Monday, July 01, 2013

Searching for Allan Dwan (A Dialogue with Kevin Brownlow)

Alla ricerca di Allan Dwan. Dialogo con Kevin Brownlow. Cinema Lumière - Sala Scorsese (Il Cinema Ritrovato, Bologna), 1 July 2013

Peter von Bagh introduced Kevin Brownlow whose Allan Dwan lecture was based on eight clips or outtakes from the Hollywood series.

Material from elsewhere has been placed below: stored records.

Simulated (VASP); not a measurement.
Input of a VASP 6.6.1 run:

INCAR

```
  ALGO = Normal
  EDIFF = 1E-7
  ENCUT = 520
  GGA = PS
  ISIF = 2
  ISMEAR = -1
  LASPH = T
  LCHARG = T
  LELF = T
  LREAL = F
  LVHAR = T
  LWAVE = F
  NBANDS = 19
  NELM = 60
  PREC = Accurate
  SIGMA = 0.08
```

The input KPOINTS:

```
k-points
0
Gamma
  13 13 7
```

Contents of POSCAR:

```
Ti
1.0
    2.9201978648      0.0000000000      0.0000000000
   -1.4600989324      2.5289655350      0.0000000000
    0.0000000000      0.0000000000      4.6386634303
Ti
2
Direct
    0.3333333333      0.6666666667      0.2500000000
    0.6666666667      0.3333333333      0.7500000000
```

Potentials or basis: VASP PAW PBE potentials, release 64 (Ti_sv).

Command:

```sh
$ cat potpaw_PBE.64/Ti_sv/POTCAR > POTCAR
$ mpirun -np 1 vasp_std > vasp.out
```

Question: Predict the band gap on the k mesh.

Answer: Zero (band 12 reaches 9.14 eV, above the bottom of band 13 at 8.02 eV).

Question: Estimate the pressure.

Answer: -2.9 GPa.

Kevin Brownlow knew Allan Dwan well. As a young collector he had gotten acquainted with his Douglas Fairbanks films such as American Aristocracy and Manhattan Madness - "the panache, the exhilarating pace", the editing style, the things no one else dared do. Of the lost films "The Big Brother is the biggest loss, called a classic by James Quirk at the time. The highest paid stars wanted to work for Dwan." Kevin Brownlow showed clips about both Allan Dwan and Gloria Swanson reminiscining of their films together.

Allan Dwan "tended to exaggerate the number of the pictures he made, but in his tales he was generally more accurate than Raoul Walsh, and some of his incredible sounding stories can be verified."

Allan Dwan hated the producer system; in his view the interfering supervisors were "mostly relatives" of the bosses.

Clip 6 was about Evelyn Nesbit's film career, entirely based on the notoriety of the 1906 Harry Thaw - Stanford White scandal.

In the sound era Dwan's "opportunities diminished", until in 1958 he "could not stand it any more". Yet still in the 1970s he was planning a film adaptation of The Bridge of San Luis Rey. Kevin Brownlow quoted some of Allan Dwan's correspondence with him about that.

Finally, for him, the collaboration with Douglas Fairbanks was "the most enjoyable". They were kindred spirits, and in the great stunt sequences Fairbanks had "the grace of a ballet dancer". There was a superb montage of them in the conclusion.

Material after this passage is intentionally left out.